Dec. 7 2015 03:24 PM

Our top picks for things to do this week

Mike Sears
Photo courtesy of The Old Globe


Local playwright and actor Mike Sears likes to tell people that When It Comes is based on events from his life. Then you read the synopsis of the play: A folktale with music about Buck and Erma, a young, optimistic, blue-collar couple who build a house only to discover they need the moon to make it complete. They begin a journey to retrieve the moon, one that will test the very fabric of their love.

So we asked Sears straight up: How much experience does he actually have in retrieving the moon?

"I chose the folktale format because a folktale deals in universal themes," says Sears. "The dramatic question that I wanted to explore was how does a person navigate the end of a dream that they had for themselves."

For Sears, that dream was the one of becoming a parent with his wife, Lisa Berger, who serves as co-director of When It Comes. They first tried to conceive the old-fashioned way, then tried to adopt, but ultimately came to the decision that it was just not meant to be. This makes When It Comes—which premieres in workshops at 8 p.m. on Friday, Dec. 11, at the Studio Theatre at University of San Diego (5998 Alcalá Park)—arguably Sears' most personal work to date. With help from a Creative Catalyst Grant from the Old Globe Theatre, Sears recruited a who's-who list of local actors for the play, as well as musician Clinton Davis to compose an original score and local puppeteer group Animal Cracker Conspiracy to add fantastical shadow puppets.

"It's very much a combination of music, images and dialogue," says Sears. "Part of the grant was that we had to do some kind of public presentation, but the hope is that people will see the heart of the piece on a smaller scale and that will lead to continued development."

In addition to the performance on the 11th, there will also be a performance on Saturday, Dec. 12, at 8 p.m. and Sunday, Dec. 13, at 2 and 7 p.m. The performances are free, but reservations are recommended by calling the Old Globe box office at 619-234-5623.

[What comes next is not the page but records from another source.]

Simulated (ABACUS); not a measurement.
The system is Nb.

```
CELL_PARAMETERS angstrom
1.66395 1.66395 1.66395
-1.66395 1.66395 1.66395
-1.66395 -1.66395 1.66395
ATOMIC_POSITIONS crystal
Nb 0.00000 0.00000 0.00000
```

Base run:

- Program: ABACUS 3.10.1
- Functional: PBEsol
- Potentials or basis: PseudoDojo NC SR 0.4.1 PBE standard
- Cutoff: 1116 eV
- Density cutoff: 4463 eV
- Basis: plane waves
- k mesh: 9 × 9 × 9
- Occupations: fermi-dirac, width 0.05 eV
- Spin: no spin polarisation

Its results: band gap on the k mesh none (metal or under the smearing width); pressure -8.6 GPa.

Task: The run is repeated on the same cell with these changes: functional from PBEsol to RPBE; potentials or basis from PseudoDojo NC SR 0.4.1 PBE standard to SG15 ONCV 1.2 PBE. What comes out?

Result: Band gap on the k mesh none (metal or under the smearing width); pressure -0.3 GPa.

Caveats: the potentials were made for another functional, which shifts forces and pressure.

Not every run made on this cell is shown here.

Tumblers from Black Phoebe Ceramics
Photo courtesy of Black Phoebe


Now that Black Friday is over, it's time for holiday shoppers to regain their dignity. Piggybacking off of its current exhibit, Made in America, the Mingei International Museum (1439 El Prado) is hosting Mingei Holiday Market with items made only under spacious skies and purple mountain majesties. From 5 to 8 p.m. on Thursday, Dec. 10, peruse and purchase jewelry from the likes of Jack Boyd Studio, textiles from Lookout & Wonderland, ceramics from Studio Kotokoto, homegoods from Nostrum and many more. Nature and houseware mashup Tend Living will also be there giving a demonstration on terrarium building. To top off the patriotism, Made in America-themed cocktails and food samples by Café Mingei Manager Jeff Venier will be available. Entry is free, and Mingei Museum members get 10 percent off one item.

ARTS performers
William Zauscher


Anyone who's seen the 2012 Oscar-winning documentary Inocente may already be familiar with the fantastic work of ARTS (A Reason to Survive). The National City-based organization has provided music, art and writing programs for young people for well over a decade, and the Young Artists in Harmony concert and art show on Saturday, Dec. 12, is a particularly great way to see the inspiring results of these efforts. Held at 2 p.m. at the ARTS facility in National City (200 East 12th St.), the afternoon includes original paintings and poetry from ARTS students. The concert is particularly notable, as it will feature musicians from local chamber music organization Art of Élan performing originally composed pieces from ARTS students. Entry is free, but feel free to donate while you're there.